This special issue of Microscopy Today is devoted to light microscopy. Light microscopy is microscopy that employs light as a medium, or so I thought. Every week I see “optical microscopy” used as a synonym for light microscopy. I cannot understand the popularity of this confusing term. For people outside our field, the term “optical microscopy” must be perplexing: does it mean electron optical or light optical? My point is that we should present the techniques we use in clear unambiguous language: light microscopy, electron microscopy, scanned probe microscopy, etc. Regardless of logic, there are still strong adherents to the term “optical microscopy.”
Many reasons are given for the use of the term “optical microscopy.” Certainly “optical” makes one think of techniques other than scanned probe microscopies. Some people relate their use of “optical microscopy” to the connection with glass lenses or to the dictionary definition for “optical”: using the properties of light to aid vision. Others say that “optical” was directly related to photons before electron microcopy was invented and thus has priority.
Proponents of replacing “optical microscopy” with “light microscopy” note that physicists sometimes call the synchrotron a light source because it generates photons over a range of wavelengths. Others state that lenses and optical equations are also used to focus electrons and ions. Of course, when describing lenses for electrons, an additional modifier is used: “electron optics.” It is easy to see why some people avoid these fine distinctions and use “light optical microscopy” or LOM.
The tendency to use one term or the other may be industry- or discipline-related. Microscopists who only use light microscopy and never deal with images or maps produced by other means may have a tendency to call the technique “optical microscopy.” However, most research in the life sciences and physical sciences requires a wide range of complementary microscopy techniques. The photonics industry often, and perhaps justifiably, skips the adjective altogether and calls all work with a microscope “microscopy.” Another confusing term is “digital microscopy” that also tends to mean light microscopy, even though all microscopies now use digital technology.

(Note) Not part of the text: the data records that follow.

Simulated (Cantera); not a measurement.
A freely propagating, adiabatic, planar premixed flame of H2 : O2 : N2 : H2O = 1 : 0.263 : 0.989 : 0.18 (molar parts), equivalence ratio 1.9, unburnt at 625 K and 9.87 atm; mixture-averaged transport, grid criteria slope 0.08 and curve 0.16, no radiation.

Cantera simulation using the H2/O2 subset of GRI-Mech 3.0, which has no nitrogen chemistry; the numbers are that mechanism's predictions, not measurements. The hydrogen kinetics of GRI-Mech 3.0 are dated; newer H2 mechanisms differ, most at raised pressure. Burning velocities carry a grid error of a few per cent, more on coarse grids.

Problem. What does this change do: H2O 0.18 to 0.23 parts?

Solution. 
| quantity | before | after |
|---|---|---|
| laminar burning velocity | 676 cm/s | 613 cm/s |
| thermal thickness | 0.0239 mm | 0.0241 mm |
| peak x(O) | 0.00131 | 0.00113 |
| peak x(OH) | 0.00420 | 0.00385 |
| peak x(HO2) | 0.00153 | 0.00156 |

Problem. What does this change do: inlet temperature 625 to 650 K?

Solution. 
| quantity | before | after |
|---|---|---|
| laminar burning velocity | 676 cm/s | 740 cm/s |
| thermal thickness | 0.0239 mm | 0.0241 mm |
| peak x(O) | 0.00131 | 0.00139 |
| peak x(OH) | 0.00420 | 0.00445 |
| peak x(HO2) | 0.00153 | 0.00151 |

One of the goals of this magazine is to make all types of microscopy and microanalysis accessible to every microscopist. To do this requires that logical terms be used to identify microscopy techniques. Another goal is to present microscopy methods to non-microscopists outside our community in a way that makes our field understandable. Thus, I vote for promoting the term “light microscopy” to refer to all magnified images made with visible, IR, or UV light.